Thursday, October 04, 2007

It's Alright, Ma (It's Only Organ Failure) (Torture Memos)

“Secret U.S. Endorsement of Severe Interrogations”

The most basic premise is that it is a crime to torture, and reliance on the illegal memo, reduced to a field order or operating policy, would not be a defense, if it is beyond the bounds of good faith acceptance.

Even if interrogators reasonably believed in the legality of the memo (as reduced to an operating order to severely interrogate), the senior administrators issuing the writings would be criminally culpable.

A torturer's assertion of an affirmative defense of a mistaken, but good faith belief in the legality of an opinion or order, or an assertion of reasonable reliance on an illegal opinion, is entitled to no presumption of correctness or genuineness.

A fundamental distinction is drawn, in such instances, as a necessary matter of legal logic, in order to prevent a professed, inherently subjective reliance on a belief, as to legality, from obscuring the core proposition that base illegality is recognizable, even in the face of governmental authorities advising or instructing to the contrary.

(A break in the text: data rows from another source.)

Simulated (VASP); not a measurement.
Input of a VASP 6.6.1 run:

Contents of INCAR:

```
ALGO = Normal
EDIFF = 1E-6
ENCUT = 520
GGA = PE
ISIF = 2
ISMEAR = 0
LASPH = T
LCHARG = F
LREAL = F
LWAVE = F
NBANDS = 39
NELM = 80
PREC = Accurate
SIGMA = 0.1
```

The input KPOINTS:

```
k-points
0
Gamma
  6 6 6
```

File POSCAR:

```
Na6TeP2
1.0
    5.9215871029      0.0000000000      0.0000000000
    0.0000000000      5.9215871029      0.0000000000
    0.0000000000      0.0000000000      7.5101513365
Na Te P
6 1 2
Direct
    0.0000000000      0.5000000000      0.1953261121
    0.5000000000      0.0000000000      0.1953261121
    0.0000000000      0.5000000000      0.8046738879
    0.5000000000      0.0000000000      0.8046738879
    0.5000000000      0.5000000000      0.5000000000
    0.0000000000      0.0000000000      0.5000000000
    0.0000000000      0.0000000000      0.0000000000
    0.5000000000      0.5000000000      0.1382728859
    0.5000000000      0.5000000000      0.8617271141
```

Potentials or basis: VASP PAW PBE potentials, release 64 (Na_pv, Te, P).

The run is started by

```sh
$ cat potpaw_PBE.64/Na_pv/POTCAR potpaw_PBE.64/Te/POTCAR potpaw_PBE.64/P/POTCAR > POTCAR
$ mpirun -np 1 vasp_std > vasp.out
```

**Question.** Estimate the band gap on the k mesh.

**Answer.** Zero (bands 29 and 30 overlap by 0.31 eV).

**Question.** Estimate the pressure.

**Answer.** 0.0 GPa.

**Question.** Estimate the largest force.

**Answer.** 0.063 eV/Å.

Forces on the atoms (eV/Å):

There is well developed law on this. Even a combat soldier can not legally obey an illegal order to kill or torture.

There is the concept of the order from a superior which you are bound to recognize as being patently illegal and not perform, even under threat of punishment.

You may be entitled to a trial to determine mental culpability, and hear mitigating circumstances relevant to punishment rather than to guilt.

However, the blanket defense that "orders are orders" has long been rejected, at Nuremberg by way of one example, at least with respect to matters of irreducible illegality, such as killing or torturing unarmed humans in your custody or control who have not been first convicted of crime through regular legal process.

It also follows from these concepts that the factual information as to whether “severe” interrogations (torture) actually occurred must be discloseable.

There can be no legal privilege against disclosure of fundamentally unlawful conduct, or otherwise, the premise would be once again lost.

Contesting what constitutes "torture" along the continuum of physical abuse, is not a legal defense to the charge of engaging in torture.

It would instead be a factual defense, determinable by the trier of fact, on case by case basis.

Infliction of physical or mental abuse, having a reasonable probability of doing material, permanent damage to the subject, that is, posing an appreciable risk of rendering serious permanent psychological or bodily harm, would presumptively constitute torture.

The burden would then shift to the defense to introduce evidence that an interrogation procedure involved something short of this.

The memo probably reads much like the wire tapping memoranda, with its extra-legal assumption as to the existence of a reserve of executive discretion to determine measures (and their proportionality) used to respond to perceived threats to national security.

That position is not substantively a legal position, however.

It is instead a Hobsonian philosophical proposition, at best. (It is lacking in the grounding in disciplined reasoning that characterizes what credited scholars would recognize as a genuine political philosophy).

The concept of law must, by definition, reject the notion that there exits, outside of legal analysis, sanction in the law, for immeasurable uses of force or power, for some general value transcending law, left ultimately to the unreviewable determination of individuals.

To say that perceived war exigencies trump law, is not to use legal analysis or to make a statement of a legal disposition.

It is instead a statement that in the conflict between law, and an actor's assertion of a self-imperative of illegality, the dispute was "settled" by the practical reality that the actor had an insurmountable, working , political control (political , in the sense of the mechanisms of governmental power) of the means of law enforcement. This ultimately means control of the police power.

From that point the analysis is only historical or sociological -- the conflict is joined oat the point that police power, naked of legality, loses basic social, normative legitimacy that is needed to function without recourse to repression of majority sentiment.

Finally, needless to say, before that tipping point is reached, majority toleration, or even approbation for, illegality, does not, by itself, constitute a source of a new legality.

The idea, of passive popular acceptance of official acts being a source of legality, has also been well canvassed in the law of war.